A recurring compliance failure observed in practice is that agents and solicitors correctly hand the Form 36 to the buyer but do not send a copy to the QBCC. In almost every case, agents and solicitors are correctly providing the Form 36 to the buyer but have not provided a copy to the QBCC. This is a specific, documented error that agents should actively prevent. The form must go to both parties.
It is also worth being explicit about what Form 36 does not do. Even if you are giving the buyer a Form 36 — Notice of No Certificate, your pool must be compliant and remain compliant with the current pool safety standards at all times. If your pool is not compliant, giving a Form 36 does not prevent your local council from taking action against you in relation to the non-compliance. Issuing a Form 36 discharges the documentation obligation for the transaction; it does not grant a compliance exemption to the vendor’s ongoing barrier obligations.

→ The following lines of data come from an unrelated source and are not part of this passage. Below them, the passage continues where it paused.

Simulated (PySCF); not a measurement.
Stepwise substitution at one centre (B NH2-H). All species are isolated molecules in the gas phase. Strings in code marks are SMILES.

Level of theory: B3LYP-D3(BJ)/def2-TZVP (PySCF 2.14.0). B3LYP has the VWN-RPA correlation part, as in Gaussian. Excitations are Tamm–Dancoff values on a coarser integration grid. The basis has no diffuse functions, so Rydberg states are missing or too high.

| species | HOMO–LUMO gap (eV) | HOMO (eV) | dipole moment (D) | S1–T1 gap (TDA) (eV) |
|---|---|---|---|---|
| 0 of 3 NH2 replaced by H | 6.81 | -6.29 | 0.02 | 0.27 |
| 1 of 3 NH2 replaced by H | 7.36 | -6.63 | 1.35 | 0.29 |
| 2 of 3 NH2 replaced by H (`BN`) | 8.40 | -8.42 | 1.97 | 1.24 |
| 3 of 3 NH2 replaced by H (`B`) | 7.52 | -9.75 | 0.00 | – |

Shared Pools and Body Corporate Properties
For unit and apartment listings, the certificate obligation sits with the pool owner, not the individual lot owner. For shared pools, the pool owner, e.g. body corporate, is responsible for obtaining the pool safety certificate and making it available to unit owners. It is not necessary for every unit owner to obtain a separate pool safety certificate for the same shared pool. In practice, agents listing units in a body corporate scheme should check the register for the shared pool certificate status before preparing contracts, not leave it to the vendor to discover a lapsed certificate mid-sale.
If you are a body corporate of a residential complex, apartment building or estate community, you must arrange for a Pool Safety Certificate (Form 23) each year if any one of the property owners decides to sell or lease. A property owner cannot sell or lease their property if the pool owner (body corporate) does not have a valid Pool Safety Certificate. This is particularly important for agents working strata complexes where a significant number of lots may be coming to market. An expired body corporate certificate can hold up multiple transactions simultaneously.
Building Certificates as an Alternative
In limited circumstances, a building certifier’s documentation can stand in for a Form 23. At the completion of a new swimming pool, or after other major pool alterations, a building certifier will provide the pool owner with a Form 17 — Final Inspection Certificate. Form 17 can be used in the place of a pool safety certificate for the purposes of selling or leasing a property. This is also the case for a certificate of classification given for a building that includes a regulated pool. However, this is only allowed if the certificate was issued against the current pool safety standard. If the certificate was issued against an older pool safety standard, it cannot be used instead of a pool safety certificate. In this case, a separate pool safety certificate is required. Agents dealing with newly constructed properties or recently renovated pools should confirm which standard applied to the building works before assuming a Form 17 will be sufficient.
What Queensland Agents Need to Know About Pool Safety Certificate
Pre-Listing Checklist
The certificate status check belongs in a listing agent’s pre-market process, not in the conveyancer’s pre-settlement checklist. Property agents can use the online regulated pools register at the QBCC website to check whether a valid pool safety certificate is in effect for a pool at a particular property. Run that search before the listing agreement is signed. If the certificate is current and will remain so through an anticipated settlement date, document that. If it has lapsed or never existed, advise the vendor of their two options — obtain one or serve a Form 36 — and factor the timeline into the campaign strategy.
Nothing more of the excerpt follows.